Happy Birthday, Maggie Thatcher
Margaret Thatcher turned 80 Thursday with a rare return to the limelight - a posh party attended by the queen and the former prime minister's two successors, all celebrating Britain's "Iron Lady."
Although she has grown frail following a series of small strokes, Thatcher looked healthy as she arrived at the party about 15 minutes late - a delay that an aide said was due to her taking a congratulatory phone call from President Bush.
Wearing a navy blue coat and dress, a string of pearls and - as always - a matching handbag that was her trademark, she smiled and paused for photographs before slowly making her way into the plush Mandarin Oriental Hotel near London's Hyde Park.
Earlier in the day, her assistant Gilly Penrose said Thatcher was feeling good about her milestone birthday.
"Her house is looking like a florist's and she's very much enjoying it," Penrose said. "She's very philosophical about (her age), because she's very active still."
Heading the high-powered guest list were Queen Elizabeth II, and her husband, Prince Philip; Prime Minister Tony Blair; and Sir John Major, Thatcher's immediate successor at No. 10 Downing St.
Thatcher has become more reclusive in recent years and given up most public speaking on her doctors' advice, but she remains a powerful force 15 years after leaving office as Britain's first female prime minister.
Her free-market philosophy, push to privatize state industries and hard-nosed battles with labor unions remade Britain's economic landscape.
Even Blair, whose Labour Party languished in opposition while the Conservative Thatcher held power for more than a decade, has adopted many of her views.
"What (Winston) Churchill did in wartime, Margaret Thatcher did in peacetime," outgoing Tory leader Michael Howard said in a birthday tribute. "Her political will and her iron courage saw off the threats to our way of life that Britain faced in 1979. We all owe her an enormous debt."
Among the more than 600 guests invited to the party were many members of Thatcher's Cabinets and two current candidates for the Conservative Party leadership, David Davis and Liam Fox, Penrose said.

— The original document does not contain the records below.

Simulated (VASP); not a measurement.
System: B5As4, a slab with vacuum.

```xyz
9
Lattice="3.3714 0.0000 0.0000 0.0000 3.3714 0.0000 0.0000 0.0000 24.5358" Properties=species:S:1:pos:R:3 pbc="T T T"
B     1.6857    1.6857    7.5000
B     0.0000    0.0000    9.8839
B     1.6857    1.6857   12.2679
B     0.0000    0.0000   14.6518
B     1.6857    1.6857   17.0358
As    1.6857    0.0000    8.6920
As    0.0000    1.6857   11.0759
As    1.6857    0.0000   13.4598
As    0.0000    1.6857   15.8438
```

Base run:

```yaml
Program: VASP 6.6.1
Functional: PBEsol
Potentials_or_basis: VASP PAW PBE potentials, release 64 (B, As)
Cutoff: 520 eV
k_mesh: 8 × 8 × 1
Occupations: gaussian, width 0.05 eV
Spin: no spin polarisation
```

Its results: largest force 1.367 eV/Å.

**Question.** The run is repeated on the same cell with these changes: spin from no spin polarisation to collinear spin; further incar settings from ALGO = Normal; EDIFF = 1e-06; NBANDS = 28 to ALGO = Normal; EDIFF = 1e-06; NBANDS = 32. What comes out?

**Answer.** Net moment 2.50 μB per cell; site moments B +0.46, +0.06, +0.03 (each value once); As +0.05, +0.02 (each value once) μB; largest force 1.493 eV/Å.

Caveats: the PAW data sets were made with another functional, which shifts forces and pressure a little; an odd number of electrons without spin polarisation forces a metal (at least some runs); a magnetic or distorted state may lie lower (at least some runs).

The other Tory contenders, front-runner David Cameron and Kenneth Clarke, were not asked to go, prompting speculation that Thatcher was quietly taking sides in the race to head the party. Penrose said Thatcher did not intend the guest list as a comment on which candidate she preferred.
The queen shook Thatcher's hand on arrival.
Another guest, actress Joan Collins, said she adored Thatcher.
"She is the Iron Lady, and I want to be just like that when I grow up," Collins said.
Caspar Weinberger, former President Ronald Reagan's defense secretary, was the most prominent American invited.
Her twin children, Sir Mark and Carol Thatcher, were present. Mark Thatcher pleaded guilty in South Africa last year to unwittingly helping to bankroll a failed coup in oil-rich Equatorial Guinea, in West Africa.
Also invited were composer Andrew Lloyd-Webber, writer Frederick Forsyth and best-selling novelist and Tory peer Jeffrey Archer, who spent two years in jail for perjury and obstructing justice.
Missing was former Soviet leader Mikhail Gorbachev - of whom Thatcher once commented "we can do business together" - but he was scheduled to meet her during a London visit next week.
Britain had faced high unemployment and labor unrest through the "Winter of Discontent," in 1978 and '79, when strikes kept the dead from being buried and the garbage from being collected.
With her forceful personality and bouffant hairdo, Thatcher dominated British politics for much of the following decade.
Her hard-driving style earned her the "Iron Lady" nickname, a term reinforced to some in 1982 when she led Britain into war against Argentina after it invaded the Falkland Islands, forcing it to retreat.
She held office from 1979 until 1990, when the badly divided Conservatives rebelled and pushed her from power. Since then, the party has struggled to regain its footing. While Major eked out a victory in the 1992 vote, the Tories have lost three straight elections to Blair's Labour Party and gone through three leaders since then.
"The greatest tribute people pay these days is 'Come back Maggie,"' her former press secretary Sir Bernard Ingham said.
Both friends and political foes alike paid tribute to Thatcher on Thursday.
Cecil Parkinson, a one-time Conservative chairman, recalled being impressed by a speech the future prime minister gave on taxes at the party's 1965 conference.
"Ten years later, when she became the leader of the Conservative Party, the late James Callaghan (then Labour prime minister) was quoted as saying `We have just won the next election,"' Parkinson said. "He could not believe that a woman leader of the Conservative Party would beat him."
Thatcher's Tories routed Callaghan at the polls in 1979, and she became the country's first female prime minister.
Tony Benn, one of the most outspoken lawmakers from the Labour Party's left wing, also tipped his hat to Thatcher.
"Mrs. Thatcher said what she meant and meant what she said," he said. "And did it. Although I thought the policies were catastrophic in terms of democracy, she did not do anything by deception."